UK Web Focus (Brian Kelly)

Innovation and best practices for the Web

What Can We Learn From Download Statistics for Institutional Repositories?

Posted by Brian Kelly on 6 Jul 2011

Gathering Quantitative Evidence

I am involved in work on looking at ways in evidence-based approaches can make use of metrics in order to understand best practices and demonstrate impact. A series of surveys have been carried out which have sought to gather quantitative evidence of use of a variety of services and, by publishing the findings on this blog, have encouraged discussions about the approaches.

This work complements the report on Splashes and Ripples: Synthesizing the Evidence on the Impacts of Digital Resources carried out by the Oxford Internet Institute and described on their blog which focussed on “synthesizing the evidence available under the JISC digitisation and eContent programmes to better understand the patterns of usage of digitised collections in research and teaching“.

Although my work has avoided addressing the complexities of metrics for research a recent survey entitled A Pilot Survey of the Numbers of Full-Text Items in Institutional Repositories has sought to profile the institutional repositories hosted by Russell Group Universities in order to have a better understanding of patterns of usage related to deposits of full-text items which would appear to be of importance in a repository is to have a role to play in the digital preservation of research papers.

Surveys of the numbers of downloads of papers from a repository is clearly a flawed approach if one is attempting to determine the quality, impact and value of research. But are there other insights to be gained from examining download statistics for an institutional repository? This latest survey, which is being carried out a few days before a workshop on “Metrics and Social Web Services: Quantitative Evidence for their Use and Impact“, will seek to understand whether new insights can be gained from a lightweight survey of the most popular downloads from the University of Bath’s Opus institutional repository.

Survey of Downloads

The University of Bath’s institutional repository, which I’ll refer to by the name “Opus”, is, like many UK University repositories, based on the ePrints software. A stats module, IRStats, seems to be provided as standard with ePrints although, as discussed in a previous post, the data which is gathered can by configured by the repository manager.

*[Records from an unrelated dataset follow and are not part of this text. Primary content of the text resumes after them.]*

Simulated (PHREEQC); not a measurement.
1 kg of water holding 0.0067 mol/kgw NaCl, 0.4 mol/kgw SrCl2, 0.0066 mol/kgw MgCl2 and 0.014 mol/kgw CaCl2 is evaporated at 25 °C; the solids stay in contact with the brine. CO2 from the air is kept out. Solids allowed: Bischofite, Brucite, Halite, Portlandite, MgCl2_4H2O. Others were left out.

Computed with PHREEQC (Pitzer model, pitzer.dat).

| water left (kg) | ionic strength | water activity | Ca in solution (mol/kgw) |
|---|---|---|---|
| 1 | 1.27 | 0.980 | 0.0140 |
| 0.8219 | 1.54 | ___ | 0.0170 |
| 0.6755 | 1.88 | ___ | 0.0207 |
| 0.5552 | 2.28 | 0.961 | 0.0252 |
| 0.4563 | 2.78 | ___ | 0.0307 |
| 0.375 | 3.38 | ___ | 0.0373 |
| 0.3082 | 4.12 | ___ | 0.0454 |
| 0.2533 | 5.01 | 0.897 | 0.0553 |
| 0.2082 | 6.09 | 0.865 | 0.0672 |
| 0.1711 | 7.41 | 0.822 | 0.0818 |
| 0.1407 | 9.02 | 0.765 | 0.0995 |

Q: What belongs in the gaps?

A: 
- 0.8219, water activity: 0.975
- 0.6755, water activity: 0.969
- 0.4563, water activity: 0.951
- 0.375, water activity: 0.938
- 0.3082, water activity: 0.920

Opus currently has a total of 136,347 downloads since its launch in 2005. Looking at the histogram of monthly downloads we can see a slow growth for five months after the launch and then a plateau. Zooming in on the graph we can see growth in the numbers of downloads taking place in October/November 2009 and 2010 – and we might reasonably expect a similar pattern to be repeated when the next academic year begins.

But who are the authors of the most downloaded papers and might we be able to discover and techniques which can help to ensure that papers are downloaded ?

Looking at the top ten downloaded authors we find that the conferences proceedings of the 11th International Conference on Non-conventional Materials and Technologies, NOCMAT 2009 is in the top place with 28,449 downloads – an order of magnitude more than the item in second place.

The next most popular item is The use of QR codes in Education: A getting started guide for academics (2,514 downloads) by Andy Ramsden, former head of the e-Learning Unit who used to work in the office down the corridor from me. Andy has two other paper in the top ten, related to his elearning interest in QR codes (1,161 downloads) and Twitter (805 downloads). I am in third place, with my paper on Library 2.0: balancing the risks and benefits to maximise the dividends having 1,419 downloads. The other most popular downloaded papers seem to be PhD theses, with the exception of my UKOLN colleague Alex Ball whose project report on Review of the State of the Art of the Digital Curation of Research Data. is in tenth place (with 745 downloads).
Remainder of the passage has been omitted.